A chain with tiny links falls onto a scale.Angels55 - 6 Answers
Ok, this another attempt at the answer. The solution is similar to how the force of a jet hitting a plate at right angles is worked out.
First define some variables:
M is the mass of the chain
L is the length of the chain
l is the distance of a point on the chain from the scale on which
it falls. This ranges from 0 to L
Ftotal is the total force on the scale
v is the velocity of the falling chain at a point which is at the distance l from the scale
Mr is the mass flow rate of the chain
W is the weight of the chain
F is the force due to the change in momentum of the chain as it falls
onto the scale
The total force is equal to the static weight of the chain W plus the force due to the change in momentum of the chain
Ftotal = W + F
W = Mg
The force due to the change in momentum of the chain is
F = Mrv
From the equations of motion, the velocity v of any point on the falling chain at a distance l from the scale, at the moment of impact after it has fallen by a distance l = square root (2gl)
Mass flow rate Mr = M/L x velocity of chain = M/L(square root(2gl))

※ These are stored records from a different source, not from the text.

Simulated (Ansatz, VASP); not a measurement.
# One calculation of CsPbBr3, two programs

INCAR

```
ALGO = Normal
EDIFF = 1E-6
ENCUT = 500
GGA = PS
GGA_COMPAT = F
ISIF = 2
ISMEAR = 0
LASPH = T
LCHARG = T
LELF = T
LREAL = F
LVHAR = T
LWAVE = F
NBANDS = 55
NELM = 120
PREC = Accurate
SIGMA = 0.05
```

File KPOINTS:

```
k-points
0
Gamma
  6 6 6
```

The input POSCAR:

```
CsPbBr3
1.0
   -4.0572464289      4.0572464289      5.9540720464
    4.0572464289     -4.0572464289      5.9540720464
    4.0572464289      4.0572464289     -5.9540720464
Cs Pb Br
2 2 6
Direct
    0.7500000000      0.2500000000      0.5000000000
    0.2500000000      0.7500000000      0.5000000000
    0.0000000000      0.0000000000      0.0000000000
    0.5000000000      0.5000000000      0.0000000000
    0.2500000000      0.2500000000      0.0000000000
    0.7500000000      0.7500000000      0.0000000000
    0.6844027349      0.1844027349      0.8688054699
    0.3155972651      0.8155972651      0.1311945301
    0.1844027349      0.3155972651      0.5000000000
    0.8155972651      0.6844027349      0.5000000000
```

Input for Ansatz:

So F = Mrv = M/L (square root (2gl)) x square root(2gl) = 2Mgl/L
This is a maximum as the last piece of chain hits the scale and l = L
So F = 2MgL/L = 2Mg
So Ftotal = W + F = Mg + 2Mg = 3Mg or 3W
Q: X days = a few days ? ?...solve or X
(hint X appears to be greater than 33!)
I only ask because I own 2 antique wooden scales that use pure gold chains to use as a weighing mechanism. Enclosed in beautifully preserved wooden/glass (and the other in a silver metal/glass case) these elaborate scales weigh out to 7 and 9 decimal places! (wooden =9) and I have confirmed the accuracy before carefully packing them up very well, by measuring the difference between my fingerprint and an ex-girlfriend?s where using standard imprint techniques, and only the grease from out fingers, they consistently showed a noticeable difference with considerable precision! The scales easily predate my father!
Either way....I would love to ponder the question for days, but I don't have the time at the moment, but the answer would be very interesting to learn.
I could easily outsmart the question and say it is a trick where a vital component is lacking from the original assumptions made by everyone in the first place. the term Mass is used rather than weight. unless you have a magic scale that can account for gravity automatically, the scale would measure the standard mass differently on the moon, or under water, or even in more nitrogen rich air than normal. The mass would be the same for chain regardless of location or gravity, but the scale would be operating under some "unknown" set of operating conditions compered to what it was made to operate under. (using weight doesn't help either, actually makes matters worse!)
I would imagine that the 3x reading would indicate that this is not the solution. So I will nullify that concept. When the chain was released and the scale "felt " the full weight of force of gravity pushing against it (since all four of the fundamental forces push, not pull) The weight would be effectively zero when the scale is pressing up with equal force as the chain is being pushed down by gravity. Then the effect of inertia would start to become counteracted by the opposing forces of the 1 unit of weight chain and the virtually "limitless" upward force of the scale's weighing mechanism whatever it might be. (it's considered limitless just for ease, if you chose a scale that couldn?t weight the chain properly, that would be an evil thing to do! =)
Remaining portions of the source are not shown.